Note: The terms 'machine' and 'node' could be used interchangeably in this section. A machine corresponds to a compute power (with memory and CPU) and need not necessarily mean a physical machine. It could also be a virtual machine.
Let us take a look at what is Application scaling and what are the different ways in which we can scale an application.
What is Application Scaling?
It is a process of adding (or removing) resources to an application, so that it can handle a growing (or shrinking) workload.
There are two ways to scale an application:
- Vertical Scaling
- Horizontal Scaling
Vertical scaling or 'Scale-In' or 'Scale Up/Down':
It is a type of scaling, where we add (or remove) CPU or memory to servers or machines.
Scale Up example: Increase the CPU from 4 to 8.
Scale Down example: Decrease memory from 1GB to 512MB.
- Easier to achieve.
- Requires limited changes to the application (since most modern applications support multi-threading, adding more CPUs should help).
- There is a limitation on how much we can really scale up, since it depends on the maximum CPU/Memory supported by the hardware.
- Scaling might require application down time.

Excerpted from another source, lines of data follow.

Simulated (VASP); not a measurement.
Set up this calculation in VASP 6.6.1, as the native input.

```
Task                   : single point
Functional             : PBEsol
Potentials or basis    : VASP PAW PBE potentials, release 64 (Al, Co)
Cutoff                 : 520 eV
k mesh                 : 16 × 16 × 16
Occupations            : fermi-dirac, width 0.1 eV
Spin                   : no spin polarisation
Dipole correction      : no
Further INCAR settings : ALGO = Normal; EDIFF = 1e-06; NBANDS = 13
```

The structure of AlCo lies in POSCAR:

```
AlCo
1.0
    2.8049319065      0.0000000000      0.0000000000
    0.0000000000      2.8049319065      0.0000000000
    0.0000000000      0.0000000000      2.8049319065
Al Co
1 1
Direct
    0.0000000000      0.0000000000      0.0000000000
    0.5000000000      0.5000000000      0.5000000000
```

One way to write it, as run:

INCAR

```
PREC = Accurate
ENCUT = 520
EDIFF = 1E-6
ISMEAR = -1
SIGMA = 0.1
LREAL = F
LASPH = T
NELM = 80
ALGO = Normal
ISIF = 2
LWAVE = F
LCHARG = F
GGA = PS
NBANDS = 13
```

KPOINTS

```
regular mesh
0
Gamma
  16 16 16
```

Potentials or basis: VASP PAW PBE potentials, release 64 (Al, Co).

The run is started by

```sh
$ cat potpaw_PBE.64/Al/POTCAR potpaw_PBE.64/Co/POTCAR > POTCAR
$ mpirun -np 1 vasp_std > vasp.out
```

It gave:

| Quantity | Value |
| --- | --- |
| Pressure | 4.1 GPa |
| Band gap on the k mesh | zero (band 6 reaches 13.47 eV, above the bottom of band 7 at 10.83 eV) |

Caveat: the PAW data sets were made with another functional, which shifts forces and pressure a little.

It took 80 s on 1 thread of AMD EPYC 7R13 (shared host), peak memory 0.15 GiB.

Horizontal scaling or 'Scale-Out':
It is a type of scaling, where we add (or remove) machines and connect them together to form a distributed computing system. So instead of one huge super powered machine, we can use a large number of machines with lower configuration (also known as commodity hardware).
- No limitation on scaling capacity
- Scaling doesn’t require application down time.
- Inexpensive, because of lower configuration hardware
Distributed computing introduces its own set of challenges, like Fault tolerance etc. which are covered in a separate section.
Most of the cloud providers today (like AWS, Cloud Foundry, OpenShift etc.) provide the ability to scale out as well as scale in.